ECB’s Holzmann: Expect 50BP Rate Hikes at Next Four Governing Council Meetings

6 March 2023

By David Barwick – FRANKFURT (Econostream) – The European Central Bank will likely need to counter undiminished core inflation with 50bp rate hikes at each of the Governing Council’s next four monetary policy meetings, according to Council member Robert Holzmann on Monday.

In an interview with German financial daily Handelsblatt, Holzmann, who heads the Austrian National Bank, said that the ECB’s current policy stance remained far from being restrictive and urged that the central bank’s balance sheet be reduced at a faster pace.

Noting the recent further rise in euro area core inflation, Holzmann asserted the existence of ‘an almost unanimous view in the Governing Council that if there is no improvement in core inflation, we need to continue on the path of rate hikes.’

Core inflation was unlikely to subside meaningfully before mid-2023, instead staying more or less put, he said. ‘In that case, I expect us to raise interest rates four more times this year by half a percentage point’, he said.

This meant the Council meetings in March, May, June and July, he said. ‘…at this point I would be in favour, given the way the data are’, he said.

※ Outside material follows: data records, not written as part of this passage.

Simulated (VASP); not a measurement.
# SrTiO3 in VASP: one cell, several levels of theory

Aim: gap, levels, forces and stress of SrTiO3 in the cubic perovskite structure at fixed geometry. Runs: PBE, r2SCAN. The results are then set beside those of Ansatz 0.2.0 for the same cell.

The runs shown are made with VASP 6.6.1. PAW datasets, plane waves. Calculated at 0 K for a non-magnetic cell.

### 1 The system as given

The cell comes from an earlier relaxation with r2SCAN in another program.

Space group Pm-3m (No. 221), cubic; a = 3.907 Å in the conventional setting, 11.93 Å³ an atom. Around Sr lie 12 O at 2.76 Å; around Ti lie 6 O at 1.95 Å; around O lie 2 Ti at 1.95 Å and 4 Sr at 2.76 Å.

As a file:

Interest rates were ‘still a long way’ from being restrictive, he claimed. ‘Even if we now raise interest rates three times by 0.5 percentage points, we are only at a deposit rate of 4%’, he said. ‘Only then would we get roughly into the restrictive area.’

A restrictive stance was needed because without one, ‘wage demands will become higher and higher, and the development will take on a life of its own’, he warned.

Given the present state of labour markets, he indicated, ‘I expect it to take a very long time for inflation to fall.’

Although a wage-price spiral was not currently in evidence, higher wages were having an impact that might yet lead to lastingly higher prices, he said.

Core inflation would be of particular importance in determining the end of the hiking cycle, he said. ‘If we had an estimate of the core inflation rate of 2% for the end of 2024, that would be a very positive signal’, he said. ‘We also need to pay attention to how core inflation develops quarter-on-quarter. So we can see how persistent inflation is.’

It was too soon to say whether the ECB would be able to cut rates next year, he said. ‘My hope is that we will have reached the peak of interest rates within the next twelve months’, he said. ‘But in the current environment, this is uncertain. Inflation can be more persistent, and we may be forced to go even higher.’

Labour market developments and a potentially faster-than-expected global economic pick-up were factors that could make it ‘even more difficult to avoid new inflationary effects’, he said.

Weaker energy prices ‘only reach consumers with a time delay’, he argued. As utility companies would continue initially to set prices on the basis of previous energy price rises, ‘it will take at least until autumn for things to return to normal’, he said.

If the current cautious approach to quantitative tightening went well, a next step could be ceasing to reinvest any maturing assets purchased under the APP programme, though ‘that's not very much either’, he said.

Therefore, the ECB could consider as of later this year modifying its commitment to reinvest maturing principal payments from securities purchased under the PEPP until at least the end of 2024, he suggested.

‘We have a very large balance sheet total’, he said. ‘And to bring them down to a reasonable level, we probably need to be a little more aggressive.’